- The Washington Times - Friday, November 26, 2010


Congress is broken. Much of the public discourse in recent months has focused on our august legislative body’s inability to deal with the pressing issues of our day. Fiscal stability, immigration and education reform have been crippled by partisan rancor and short-term mindsets. Americans’ faith in the institution of Congress has reached a historic low.

According to a recent Gallup Poll, Congress ranked 16th out of 16 institutions in public confidence, trailing even reviled Wall Street and health maintenance organizations. The public no longer thinks Congress has the capacity to act in our nation’s long-term interest. A lifetime of campaigning is poor substitute for true leadership earned through authentic experiences such as combat or business ownership. The only thing more disheartening than watching this slow-motion car wreck of legislative dysfunction is our perpetual impotence in electing better candidates.

Examining the roots of how Congress lost its way is illuminating. Congress, of course, is made up of individuals - 535 people with varied experiences, intellects, ideologies and motivations. Historically, this body was a true cross section of our citizens, with individuals rising to the cause of public service only after successful careers in business, private law, military service or distinguished academic accomplishment. But today we suffer from the rise of a career political class. Lifetime politicians whose resumes are filled exclusively with “public service” and election management have seized control of the government gavel.

Tellingly, the average tenure of our elected representatives has distended. An average tenure of a little more than five years just a century ago has more than doubled to 10 years in the House of Representatives and 12.8 years in the U.S. Senate. Add in typical decades spent in elected office at the state and local level for the average professional politician, and it’s easy to see why many in Congress have spent their entire adult life campaigning. While a political class may be appropriate for country-club boards, it does not belong at the helm of the American experiment. The issues we face today require genuine leadership and perspective gained through the crucible of what I term “clarifying experiences” - experiences in which decisions made have real, life-changing consequences for the person making that decision.

Two professional situations are particularly clarifying: meeting payroll as a business owner and service in military combat. The risks in each are significant: losing one’s business or employees or potentially losing one’s life or limb. The leadership education gleaned from successfully navigating these grueling challenges is invaluable and not easily gained elsewhere, certainly not from lessons learned in political campaigns. As Yogi Berra once quipped, “In theory, there is no difference between theory and practice. In practice, there is.”

Our country is desperate for leaders who have real leadership experience. Nothing accelerates the attainment of leadership and prioritization skills quite like an enemy’s bullets or a looming payroll deadline; both require absolute clarity in thought and action. Unfortunately, few members of Congress have ever faced either.

Although 21 percent of Congress has some military affiliation, just 5 percent have ever served in an active combat zone - woefully low given our nation’s historical presence in Southeast Asia and the Middle East. Business experience is only marginally better. In the Senate, just 20 percent of members have business experience, while 50 percent are former lawyers - perhaps an acceptable ratio for a bar association fundraiser, but terrible odds for prudent governance in strong economic headwinds.

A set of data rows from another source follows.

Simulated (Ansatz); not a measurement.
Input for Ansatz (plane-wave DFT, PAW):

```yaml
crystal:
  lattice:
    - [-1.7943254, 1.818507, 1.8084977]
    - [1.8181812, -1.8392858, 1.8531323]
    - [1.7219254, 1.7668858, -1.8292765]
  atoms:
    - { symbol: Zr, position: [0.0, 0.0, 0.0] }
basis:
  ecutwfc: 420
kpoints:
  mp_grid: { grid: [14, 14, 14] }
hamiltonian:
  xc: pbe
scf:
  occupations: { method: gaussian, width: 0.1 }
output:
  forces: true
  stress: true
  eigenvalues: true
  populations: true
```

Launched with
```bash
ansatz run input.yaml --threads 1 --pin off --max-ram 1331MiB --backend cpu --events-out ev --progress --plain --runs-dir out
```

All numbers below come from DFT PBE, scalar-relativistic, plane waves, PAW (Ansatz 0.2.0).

The results of this month’s historic elections have only a modest chance of improving congressional performance. Neither Democrats nor Republicans have produced many quality candidates of late. Both need them in droves. We must break the monopoly that lifetime politicians have on Congress and seek to install citizens who have cut their teeth in the genuine experiences of military combat or meeting payroll as business owners. In the balance lies our nation’s ability to tackle looming and politically difficult issues such as education reform, immigration reform, deficit reduction and economic revitalization. It is incumbent upon us, the electorate, to demand and elect leaders with clarifying life experiences.

Raj Shah is a partner at Federal Systems and a reserve F-16 pilot in the Air National Guard. He recently returned from Iraq.